A team of investigators seeks a missing teen in an abandoned house, but when they break in, they discover a series of mysterious VHS tapes. As they watch these terrifying short films, they realize that not only do they seem to hold supernatural power, but that they are not alone.
In these low budget shorts, it’s less about who’s in it than who is directing. Most notably, Gareth Evans of The Raid fame helms a segment about a cult, while Jason Eisener (Hobo with a Shotgun) delivers an alien story.
Learning from past mistakes, the second installment of the very cleverly-orchestrated found-footage anthology is more innovative and satisfying to genre fans. Instead of a narrative frame joined by five shorts, the number is down to four now, giving the directors a bit more time to flesh out their stories, which is especially useful for the most outrageous and chaotic of them.
‘Safe Haven’ sets itself apart from any segment in this series, as director Gareth Huw Evans (The Raid) creates in addition to a most plausible reason for filming, an outright crazy and absurd cult story that devolves into bloody orgiastic action by the end.

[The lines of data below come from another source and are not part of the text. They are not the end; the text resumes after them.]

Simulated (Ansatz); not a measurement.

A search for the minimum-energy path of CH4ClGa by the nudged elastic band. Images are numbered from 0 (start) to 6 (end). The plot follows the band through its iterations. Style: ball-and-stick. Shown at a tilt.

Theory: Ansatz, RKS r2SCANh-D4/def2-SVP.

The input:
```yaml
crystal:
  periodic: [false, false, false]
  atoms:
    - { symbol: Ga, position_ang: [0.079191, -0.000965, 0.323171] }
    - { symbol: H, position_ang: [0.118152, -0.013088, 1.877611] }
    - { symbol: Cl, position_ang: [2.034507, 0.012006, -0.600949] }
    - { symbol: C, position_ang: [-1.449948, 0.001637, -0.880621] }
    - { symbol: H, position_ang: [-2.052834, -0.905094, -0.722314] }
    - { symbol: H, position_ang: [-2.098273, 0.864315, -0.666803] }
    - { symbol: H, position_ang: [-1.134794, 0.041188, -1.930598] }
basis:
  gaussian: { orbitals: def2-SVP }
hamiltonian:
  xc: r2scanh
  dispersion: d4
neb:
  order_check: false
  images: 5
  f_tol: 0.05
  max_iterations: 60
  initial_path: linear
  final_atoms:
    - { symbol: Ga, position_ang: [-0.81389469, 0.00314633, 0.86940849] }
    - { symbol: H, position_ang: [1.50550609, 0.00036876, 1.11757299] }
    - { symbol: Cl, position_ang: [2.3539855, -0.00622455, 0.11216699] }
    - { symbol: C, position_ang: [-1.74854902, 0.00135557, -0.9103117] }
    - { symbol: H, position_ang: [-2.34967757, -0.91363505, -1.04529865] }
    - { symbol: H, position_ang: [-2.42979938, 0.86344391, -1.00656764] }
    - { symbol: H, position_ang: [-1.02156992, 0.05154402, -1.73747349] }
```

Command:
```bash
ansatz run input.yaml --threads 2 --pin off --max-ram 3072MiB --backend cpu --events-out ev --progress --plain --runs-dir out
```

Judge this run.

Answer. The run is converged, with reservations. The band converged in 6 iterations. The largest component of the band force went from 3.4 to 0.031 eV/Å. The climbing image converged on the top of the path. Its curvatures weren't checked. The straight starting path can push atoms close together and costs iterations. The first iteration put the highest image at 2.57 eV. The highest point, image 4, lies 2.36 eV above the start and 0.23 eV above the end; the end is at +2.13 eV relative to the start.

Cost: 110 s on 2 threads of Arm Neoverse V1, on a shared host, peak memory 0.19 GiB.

This entry follows a film crew interviewing and investigating a cult leader. Granted rare access, they enter the compound with cameras both professional and discreet. What unfolds is the VHS concept at its best: scary, unpredictable fun that goes to the edge of your imagination and then jumps over.
The rest are worthy too, but nothing compares to that, the third story, and the final one, directed by Jason Eisener (Hobo with a Shotgun) is more silly, trivial fun that innovative terror. The most creative instead would be the first short, as a young man with a problematic eye is given a digital prosthesis, one that records everything and also comes with some unfortunate paranormal side effects.
The most fun and perhaps goriest would be ‘A Ride in the Park,’ as an unsuspecting biker, one wearing a helmet cam, is bitten by a zombie. We get a first person view of his slow transformation, his assault on passersby, and his rather unpleasant eating habits. Like ‘Safe Haven,’ this short goes to an absurd and bloody finish, as a group of zombies stumbles upon a kid’s birthday party.
To its credit, the main narrative, one that returns to the scene of the horror of the first, is slightly more engaging (it is limiting, after all), and it rightly concludes the film as it also starts the film. Here’s looking forward to V/H/S/3!
Should You See It?
It doesn’t look to be available on the big screen anytime soon again, but it’s easy to catch at home now – do it.